One rule of statutory construction is that a specific enactment must prevail over more general laws relating to the same subject matter. McCann v. City of Chicago, No. 90 C 0464, 1991 WL 2537, at *2 (N.D. Ill. Jan. 8, 1991). However, rules of statutory construction also require the court to read statutory terms according to their plain and commonly accepted meaning. Id.
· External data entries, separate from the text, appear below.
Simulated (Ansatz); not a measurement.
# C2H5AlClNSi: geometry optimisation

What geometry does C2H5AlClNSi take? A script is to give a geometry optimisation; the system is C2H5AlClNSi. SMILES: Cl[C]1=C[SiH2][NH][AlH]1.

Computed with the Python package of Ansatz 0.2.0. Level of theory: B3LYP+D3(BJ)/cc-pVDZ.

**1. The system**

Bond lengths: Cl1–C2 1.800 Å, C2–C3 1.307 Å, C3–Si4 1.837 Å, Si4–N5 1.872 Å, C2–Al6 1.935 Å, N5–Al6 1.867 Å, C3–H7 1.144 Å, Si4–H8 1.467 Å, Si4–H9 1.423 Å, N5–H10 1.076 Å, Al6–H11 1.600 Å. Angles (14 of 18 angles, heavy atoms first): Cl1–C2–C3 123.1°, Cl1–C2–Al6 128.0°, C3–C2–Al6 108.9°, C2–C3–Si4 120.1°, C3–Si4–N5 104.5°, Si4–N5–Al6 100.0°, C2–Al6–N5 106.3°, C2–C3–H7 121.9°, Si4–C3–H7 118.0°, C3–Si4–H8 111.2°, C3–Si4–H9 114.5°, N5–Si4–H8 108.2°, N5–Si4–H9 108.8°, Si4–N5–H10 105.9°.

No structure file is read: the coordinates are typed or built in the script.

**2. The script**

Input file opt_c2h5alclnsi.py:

The City's ordinance — as presented to the court — does not have a "preemption" clause or any other paragraph which explicitly states the Board's intent. Thus, it is unclear on the face of the ordinance whether the City intended to completely preempt the Illinois Municipal Code when it passed its local ordinance, or whether the local ordinance was to be a supplement to the state statute. While conflicting statutes are superseded by local ordinances, the Illinois Constitution says that home rule units may exercise control concurrently with the state. ILL. CONST. art. VII, § 6( i). Further, Illinois courts have found that, when a local ordinance is not contradictory to a state statute and is, in fact, silent on an issue addressed by the state statute, then both regulations govern. See Budka, 458 N.E.2d at 129-31. Thus, a local ordinance and. a state statute can coexist. In order for the court to determine the City's intent, the inquiry would require the court to look to the history of the ordinance and, quite likely, affidavits from city officials and/or the Fire and Police Board. Thus, the court cannot determine whether the local ordinance completely preempts the Illinois Municipal Code from the pleadings and statutes attached to the pleadings. This issue, therefore, is not appropriate for a motion to dismiss. Accordingly, the court denies the City of Joliet's motion to dismiss Count V of Demick's complaint.
C. Count III — Procedural Due Process Violation
In Count III of her complaint, Demick claims that she was deprived of property interests without a hearing. Specifically, she claims that her right to procedural due process under the Fourteenth Amendment was violated when her name was removed from the eligibility list without a hearing or notice. In its motion to dismiss, the City claims that Demick's claim must fail because she has no property interest in remaining on the eligibility list.
To state a claim for deprivation of property without due process, a claimant must allege that she was deprived of a property right. Pleva, 36 F. Supp. 2d at 848. In this context, "property" is defined as something which plaintiff is securely entitled to under state or local law. Id. (citing Reed v. Village of Shorewood, 704 F.2d 943, 948 (7th Cir. 1983)). To have a property interest which is protected by procedural due process, the Supreme Court has said that a person must have "a legitimate claim of entitlement to it." Board of Regents v. Roth, 408 U.S. 564, 577 (1972). Under the Illinois Municipal Code, a person is entitled to remain on an eligibility list even if that person has reached the age of thirty-five. Thus, a person on an eligibility list would have, under the Illinois Municipal Code, a protected property interest in remaining on that list until the list's expiration. See Stana v. School Dist. of Philadelphia, 775 F.2d 122, 125-26 (3d Cir. 1985) (cited in Dziewior v. City of Marengo, 715 F. Supp. 1416, 1420 (N.D. Ill. 1989)).
Under the Illinois Municipal Code, Demick would be entitled to remain on the eligibility list until it expired. Thus, if that statute governs, then she would have a property interest in remaining on such list. Consequently, her removal one year prior to the list's expiration would be a deprivation of her due process rights. However, if the Illinois Municipal Code is preempted by the City's local ordinance, then Demick was not entitled to remain on the eligibility list and, therefore, she has not alleged a protected property interest. The court cannot, at this time, determine which of the statutes governs the age limitation regarding the eligibility list. ( See infra Sect. II.B.) Thus, as alleged in Count III of her complaint, it may be possible for Demick to state a claim for a due process violation. Accordingly, the court denies the City's motion to dismiss Count III of Demick's complaint.
For the foregoing reasons, the court denies defendant's motion to dismiss Counts III and V of plaintiff's complaint.